Film details police and DA’s rush to convict in 1993 cop killing

Yawu Miller
Yawu Miller is the former senior editor of the Bay State Banner. He has written for the Banner since 1988.... VIEW BIO
‘Trial 4’ documentary highlights plight of the wrongfully convicted
Sean Ellis in the Netflix documentary, “Trial 4.” IMAGE: “TRIAL 4” STILL

Last week, two black men won victories in their fights against wrongful convictions. Frederick Clay won a $3.1 million settlement with the city of Boston after spending 38 years in prison for a murder he didn’t commit, and James Watson was freed after serving 41 years on a murder conviction that was vacated due to prosecutorial and police misconduct and “incentivized and coerced witnesses,” among other factors.

The pair were the latest in a steady trickle of exonerations, vacated cases and dropped prosecutions in Boston over the last several years as attorneys and advocates sort through flawed police and prosecutorial work from decades past to free the wrongly convicted.

In many cases, the exonerations call into question the veracity and reliability of police officers and prosecutors who have stuck life sentences on scores of Bostonians throughout their careers.

It’s a scenario that was highlighted by the Netflix documentary “Trial 4,” which chronicles Sean K. Ellis’ 22-year battle to be freed after he was convicted of killing Boston Police Detective John Mulligan in a trial marred by witnesses who were coerced, witnesses who were paid for their testimony, exculpatory evidence police hid from defense attorneys, and police investigators who appeared more motivated by a desire to cover for their own crimes than to solve the murder of a colleague.

(left) Sean Ellis in 1993 (right) Boston Police detective John Mulligan. IMAGE: STILL FROM “TRIAL 4”

(left) Sean Ellis in 1993 (right) Boston Police detective John Mulligan. IMAGE: STILL FROM “TRIAL 4”

In one of the more telling moments of the Ellis documentary, filmed just weeks before reform-oriented Suffolk County District Attorney Rachael Rollins took office in January 2019, Boston Police Commissioner William Gross contends that Ellis was guilty of Mulligan’s murder during December press conference to announce the district attorney’s decision not to re-try Ellis, who had been freed in 2017.

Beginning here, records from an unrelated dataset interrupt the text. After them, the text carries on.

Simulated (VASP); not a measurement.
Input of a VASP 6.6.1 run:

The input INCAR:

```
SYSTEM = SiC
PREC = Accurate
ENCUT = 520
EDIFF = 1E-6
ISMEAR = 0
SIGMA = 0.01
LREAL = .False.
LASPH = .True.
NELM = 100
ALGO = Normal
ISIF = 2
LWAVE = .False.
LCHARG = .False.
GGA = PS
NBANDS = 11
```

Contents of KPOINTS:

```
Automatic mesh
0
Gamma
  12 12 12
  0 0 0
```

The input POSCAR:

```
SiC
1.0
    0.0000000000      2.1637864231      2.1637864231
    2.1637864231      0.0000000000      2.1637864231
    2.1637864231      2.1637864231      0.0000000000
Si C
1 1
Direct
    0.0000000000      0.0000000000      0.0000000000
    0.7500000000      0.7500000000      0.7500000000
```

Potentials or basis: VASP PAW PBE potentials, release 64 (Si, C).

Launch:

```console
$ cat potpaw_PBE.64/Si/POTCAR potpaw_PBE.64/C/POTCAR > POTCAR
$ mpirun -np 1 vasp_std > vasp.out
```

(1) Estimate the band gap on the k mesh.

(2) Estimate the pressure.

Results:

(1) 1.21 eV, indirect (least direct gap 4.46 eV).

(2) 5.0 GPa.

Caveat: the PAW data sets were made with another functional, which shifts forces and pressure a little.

“As you heard the district attorney state, Sean Ellis is culpable,” Gross tells reporters. “What does the evidence look like after 25 years? The witnesses and their strength, and the decision was based upon that, not innocence at all.”

Despite a preponderance of evidence to the contrary, including three accounts of witnesses who informed police that another officer had threatened to kill Mulligan before he was shot dead in 1993, police and prosecutors in 2018 seemed unwilling to entertain the possibility that their colleagues convicted the wrong man.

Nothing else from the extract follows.